[PATCH] D41723: Introduce the "retpoline" x86 mitigation technique for variant #2 of the speculative execution vulnerabilities disclosed today, specifically identified by CVE-2017-5715, "Branch Target Injection", and is one of the two halves to Spectre..

Fri Jan 5 21:06:22 PST 2018

chandlerc added a comment.

In https://reviews.llvm.org/D41723#969143, @probinson wrote:

> In https://reviews.llvm.org/D41723#968977, @chandlerc wrote:
>
> > In https://reviews.llvm.org/D41723#968248, @ddibyend wrote:
> >
> > > For AMD processors we may be able to handle indirect jumps via a simpler lfence mechanism. Indirect calls may still require retpoline. If this turns out to be the right solution for AMD processors we may need to put some code in to support this.
> >
> >
> > Yeah, if it ends up that we want non-retpoline mitigations for AMD we can and should add them. One hope I have is that this patch is at least generically *sufficient* (when paired with correct RSB filling) even if it suboptimal in some cases and we end up adding more precise tools later.
>
>
> Just to say that at Sony we're still doing our investigation and might be interested in lfence.  But who knows, we might just zap the predictor on syscalls and context switches; for environments that have mostly a few long-running processes with comparatively few syscalls it might be net cheaper than making every indirection more expensive.

But retpoline doesn't make every indirection more expensive any more or less than zapping the predictor... You only build the code running in the privileged domain with retpoline, not all of the code, and they both accomplish very similar things.

The performance difference we see between something like retpoline and disabling the predictor on context switches is very significant (retpoline is much, much cheaper).

A good way to think about the cost of these things is this. The cost of retpoline we have observed on the kernel:

1. the cost of executing the system call with "broken" indirect branch prediction (IE, reliably mispredicted), plus
2. the cost of few extra instructions (very, very few cycles)

Both of these are very effectively mitigated by efforts to remove hot indirect branches from the system call code in the kernel. Because of the nature of most kernels, this tends to be pretty easy and desirable for performance anyways.
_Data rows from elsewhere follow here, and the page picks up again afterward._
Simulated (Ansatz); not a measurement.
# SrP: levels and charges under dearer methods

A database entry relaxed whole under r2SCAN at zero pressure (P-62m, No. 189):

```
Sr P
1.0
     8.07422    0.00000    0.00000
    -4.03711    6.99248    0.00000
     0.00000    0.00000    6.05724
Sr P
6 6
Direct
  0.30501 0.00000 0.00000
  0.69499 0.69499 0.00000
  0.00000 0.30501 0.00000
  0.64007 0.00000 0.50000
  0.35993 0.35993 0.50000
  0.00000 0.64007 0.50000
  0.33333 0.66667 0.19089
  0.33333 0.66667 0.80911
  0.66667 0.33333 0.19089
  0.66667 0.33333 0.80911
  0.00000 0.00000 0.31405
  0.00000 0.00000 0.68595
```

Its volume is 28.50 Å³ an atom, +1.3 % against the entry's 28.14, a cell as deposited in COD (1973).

By comparison, the cost of toggling off the predictor is:

1. the exact same cost as #1 above, plus
2. the cost of toggling the MSR on every context switch

This second cost, very notably, cannot be meaningfully mitigated by PGO, or hand-implemented hot-path specializations without an indirect branch. And our measurements on Intel hardware at least show that this cost of toggling is actually the dominant cost by a very large margin.

So, you should absolutely measure the impact of the AMD solutions you have on your AMD hardware as it may be very significantly different. But I wanted to set the expectation correctly based on what limited experience we have so far (sadly only on Intel hardware).

https://reviews.llvm.org/D41723